Ultimately, it’s easier to be charged with a DUI in Arizona than in most other states. It’s a “zero-tolerance” state, and it’s one of eight states that adheres to a zero-tolerance policy for young (under 21) drivers.

What are the penalties for a DUI (ARS 28-1381 (A)(1)) charge?

The penalties for an Arizona DUI charge depend on how many times you’ve been charged. Below are the penalties for the 1st, 2nd, and 3rd offenses:

  • DUI - 1st offense: 24 hours - 10 days in jail, at least a $250 fine, license suspension between 90 and 360 days, and a required interlock ignition device.
  • DUI - 2nd offense: 30 days - 90 days in jail, at least a $500 fine, license suspension for 1 year, and a required interlock ignition device.
  • DUI - 3rd offense: At least 4 months in jail, at least a $750 fine, license suspension for 1 year, and a required interlock ignition device. A 3rd offense is automatically classified as a felony.

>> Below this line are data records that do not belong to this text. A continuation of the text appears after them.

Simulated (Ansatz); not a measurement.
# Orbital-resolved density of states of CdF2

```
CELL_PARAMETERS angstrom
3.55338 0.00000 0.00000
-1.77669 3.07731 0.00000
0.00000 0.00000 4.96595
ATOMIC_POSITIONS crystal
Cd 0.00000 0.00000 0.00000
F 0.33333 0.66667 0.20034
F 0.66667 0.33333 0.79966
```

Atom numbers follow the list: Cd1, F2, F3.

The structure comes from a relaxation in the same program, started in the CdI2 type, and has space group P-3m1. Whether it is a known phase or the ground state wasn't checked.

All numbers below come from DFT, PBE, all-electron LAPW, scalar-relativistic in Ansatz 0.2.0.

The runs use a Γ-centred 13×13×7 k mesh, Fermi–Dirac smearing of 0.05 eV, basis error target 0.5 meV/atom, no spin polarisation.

What are my rights? What can I do if I’ve been charged with a DUI?

“What are my rights?” This is one of the most important questions to ask yourself before and after you’ve been charged with a DUI. For future reference, here are the steps you can take to help avoid that charge to begin with:

  • Comply with the officer when they ask for your license, registration, and proof of insurance — but do not offer any additional information beyond what they ask of you.
  • Speaking of this, don’t say or imply anything about how intoxicated you may be — even if an officer directly asks questions like “Have you been drinking tonight?” Even offhand comments can be used as evidence against you, so it’s best to simply remain silent and respectfully decline any questions that may incriminate you.
  • You have the right to refuse field sobriety tests, including the breathalyzer test, following a light or pen with your eyes, walking and turning, counting, and the one-leg test. All of these tests are voluntary, and a police officer has to abide by your refusal — they can’t force you to take a test you don’t consent to.

When you’ve already been charged, there are two key rights you need to remember: remain silent, and hire an attorney. Your best bet is to remain silent toward the officers immediately after the charge, but this also refers to discussing your charge with anyone. Don’t talk to anyone or post on social media about your charge until you’ve hired an attorney for your DUI case. Anything you say during and after your charge can lead to a conviction.

What will happen to me if I’ve been charged with a DUI?

The good news is that, even if you’ve been charged, there is hope to get your charges reduced or even dismissed. Your attorney can help you analyze the details of your case, review the police officer’s conduct and methods at the checkpoint, audit the evidence against you, and work to reduce the jail time and fines you’re facing.

If you can get the charge dismissed, you may not lose your license or go to jail. Getting the charge dismissed will also wipe the incident from your record, leaving your opportunities wide open in terms of future employment.

Even if your charge isn’t dismissed altogether, it’s so important to fight for reduced penalties. Even your first DUI offense can result in 10 days in jail and a $250 fine. For many people, serving 10 days in jail would completely disrupt their personal and professional lives. Working with an attorney can help you reduce that time as much as possible.